[PATCH] D121047: Add missing template keywords
Alexey Bataev via Phabricator via llvm-commits
llvm-commits at lists.llvm.org
Mon Mar 21 15:33:45 PDT 2022
ABataev added a comment.
In D121047#3397986 <https://reviews.llvm.org/D121047#3397986>, @gruenich wrote:
> diff --git a/llvm/include/llvm/ADT/PointerSumType.h b/llvm/include/llvm/ADT/PointerSumType.h
> index a7ef774e20..57f045035a 100644
> --- a/llvm/include/llvm/ADT/PointerSumType.h
> +++ b/llvm/include/llvm/ADT/PointerSumType.h
> @@ -1,294 +1,295 @@
> //===- llvm/ADT/PointerSumType.h --------------------------------*- C++ -*-===//
> //
> // Part of the LLVM Project, under the Apache License v2.0 with LLVM Exceptions.
> // See https://llvm.org/LICENSE.txt for license information.

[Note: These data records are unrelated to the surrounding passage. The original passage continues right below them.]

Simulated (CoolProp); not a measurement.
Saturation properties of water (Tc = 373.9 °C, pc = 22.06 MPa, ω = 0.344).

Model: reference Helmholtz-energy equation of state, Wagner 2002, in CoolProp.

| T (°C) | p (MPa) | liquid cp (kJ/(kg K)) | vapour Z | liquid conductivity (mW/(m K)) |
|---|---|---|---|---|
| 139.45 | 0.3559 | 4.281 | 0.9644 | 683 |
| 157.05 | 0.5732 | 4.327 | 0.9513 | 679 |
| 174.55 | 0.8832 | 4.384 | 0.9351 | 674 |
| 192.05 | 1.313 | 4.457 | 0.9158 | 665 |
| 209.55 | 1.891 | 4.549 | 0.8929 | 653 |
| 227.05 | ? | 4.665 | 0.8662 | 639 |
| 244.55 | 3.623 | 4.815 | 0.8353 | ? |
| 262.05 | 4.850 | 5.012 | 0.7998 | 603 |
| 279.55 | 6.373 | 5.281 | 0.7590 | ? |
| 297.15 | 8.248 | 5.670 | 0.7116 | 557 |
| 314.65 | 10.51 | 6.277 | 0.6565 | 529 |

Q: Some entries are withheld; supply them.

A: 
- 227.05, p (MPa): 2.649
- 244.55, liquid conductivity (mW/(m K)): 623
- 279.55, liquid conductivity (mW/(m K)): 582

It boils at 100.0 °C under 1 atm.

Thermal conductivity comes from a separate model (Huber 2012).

> // SPDX-License-Identifier: Apache-2.0 WITH LLVM-exception
> //
> //===----------------------------------------------------------------------===//
>
> #ifndef LLVM_ADT_POINTERSUMTYPE_H
> #define LLVM_ADT_POINTERSUMTYPE_H
>
> #include "llvm/ADT/bit.h"
> #include "llvm/ADT/DenseMapInfo.h"
> #include "llvm/Support/PointerLikeTypeTraits.h"
> #include <cassert>
> #include <cstdint>
> #include <type_traits>
>
> namespace llvm {
>
> /// A compile time pair of an integer tag and the pointer-like type which it
> /// indexes within a sum type. Also allows the user to specify a particular
> /// traits class for pointer types with custom behavior such as over-aligned
> /// allocation.
> template <uintptr_t N, typename PointerArgT,
> typename TraitsArgT = PointerLikeTypeTraits<PointerArgT>>
> struct PointerSumTypeMember {
> enum { Tag = N };
> using PointerT = PointerArgT;
> using TraitsT = TraitsArgT;
> };
>
> namespace detail {
>
> template <typename TagT, typename... MemberTs> struct PointerSumTypeHelper;
>
> } // end namespace detail
>
> /// A sum type over pointer-like types.
> ///
> /// This is a normal tagged union across pointer-like types that uses the low
> /// bits of the pointers to store the tag.
> ///
> /// Each member of the sum type is specified by passing a \c
> /// PointerSumTypeMember specialization in the variadic member argument list.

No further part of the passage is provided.